MIKE NELSON: Man, I thought we were never going to learn how he brushes his teeth.

>He begins to brush his teeth with the tree, then snaps awake, puzzled.

CROW (Wile E. Coyote): My toothpaste tastes like pine pitch!

MIKE NELSON (Wile E. Coyote): I've got an Earth Firster stuck in my molar!

TOM SERVO: Then he tries to floss with a power line and electrocutes himself.


>The giant Coyote looks around himself, disoriented by the view.

CROW: Wile E. Coyote, meet Weird O. Peyote.

>He leans over and looks at a tiny cow behind a fence.

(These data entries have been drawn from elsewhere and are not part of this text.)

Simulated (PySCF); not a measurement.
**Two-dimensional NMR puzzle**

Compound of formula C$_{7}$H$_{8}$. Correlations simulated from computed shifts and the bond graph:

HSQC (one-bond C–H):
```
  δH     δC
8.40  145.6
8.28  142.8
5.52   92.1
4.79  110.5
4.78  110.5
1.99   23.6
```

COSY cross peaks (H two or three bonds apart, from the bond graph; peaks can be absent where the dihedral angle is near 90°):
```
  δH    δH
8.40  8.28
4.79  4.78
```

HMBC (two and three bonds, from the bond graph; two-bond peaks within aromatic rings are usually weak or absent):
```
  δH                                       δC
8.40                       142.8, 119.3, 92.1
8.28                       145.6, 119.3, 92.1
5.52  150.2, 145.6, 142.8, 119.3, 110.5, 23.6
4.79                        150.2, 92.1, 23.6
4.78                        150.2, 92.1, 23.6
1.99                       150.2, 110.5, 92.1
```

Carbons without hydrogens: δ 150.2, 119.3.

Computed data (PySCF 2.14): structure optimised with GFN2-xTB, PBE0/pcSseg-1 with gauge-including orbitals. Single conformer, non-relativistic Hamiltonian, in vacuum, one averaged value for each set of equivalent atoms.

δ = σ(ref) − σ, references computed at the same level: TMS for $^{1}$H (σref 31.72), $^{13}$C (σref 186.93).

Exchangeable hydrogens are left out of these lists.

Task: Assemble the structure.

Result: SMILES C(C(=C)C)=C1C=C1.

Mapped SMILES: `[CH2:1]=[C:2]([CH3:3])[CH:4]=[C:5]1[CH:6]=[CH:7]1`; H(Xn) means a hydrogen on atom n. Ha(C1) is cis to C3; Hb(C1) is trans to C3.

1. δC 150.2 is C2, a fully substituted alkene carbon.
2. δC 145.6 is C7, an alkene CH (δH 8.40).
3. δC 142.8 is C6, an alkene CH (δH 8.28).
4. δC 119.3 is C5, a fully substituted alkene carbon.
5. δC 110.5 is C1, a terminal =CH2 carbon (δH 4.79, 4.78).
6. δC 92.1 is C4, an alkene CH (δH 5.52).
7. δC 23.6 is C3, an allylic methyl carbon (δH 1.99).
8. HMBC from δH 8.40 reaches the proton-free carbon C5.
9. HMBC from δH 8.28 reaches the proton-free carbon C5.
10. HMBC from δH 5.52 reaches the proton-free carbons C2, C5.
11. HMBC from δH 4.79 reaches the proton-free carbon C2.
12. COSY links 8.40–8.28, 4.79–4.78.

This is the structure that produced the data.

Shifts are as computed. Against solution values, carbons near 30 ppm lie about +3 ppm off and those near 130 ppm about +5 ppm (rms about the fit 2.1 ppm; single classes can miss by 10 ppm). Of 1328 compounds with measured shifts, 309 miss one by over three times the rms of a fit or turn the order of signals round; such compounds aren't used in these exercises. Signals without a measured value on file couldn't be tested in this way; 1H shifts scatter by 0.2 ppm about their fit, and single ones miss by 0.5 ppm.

MIKE NELSON (Cow): Hey, you're a big guy, can you spring me?

>The cow licks the end of his nose, causing him to straighten up and wipe off his nose.

TOM SERVO: That reminds me. I understand they're marketing a new coyote-snot flavored breath mint for cows.

MIKE NELSON: Really?

TOM SERVO: Yeah!

MIKE NELSON: No, they're not.

TOM SERVO: Oh, okay.

>The Coyote spots a tiny sign next to a road. Dropping to his hands and knees, he can just make out the sign, which reads "Welcome to Lilliput Junction".

MIKE NELSON (Sings): And here's Uncle Joe, he's been moving kind of slow, at the Junction!

CROW and TOM SERVO (Sing): Lilliput! Junction!

>As he rises to his knees and tries to figure things out, a tiny (by comparison) Road Runner shoots by on the railroad tracks that run by the riverbed.

CROW: Then he's a Railroad Track Runner. There's a difference.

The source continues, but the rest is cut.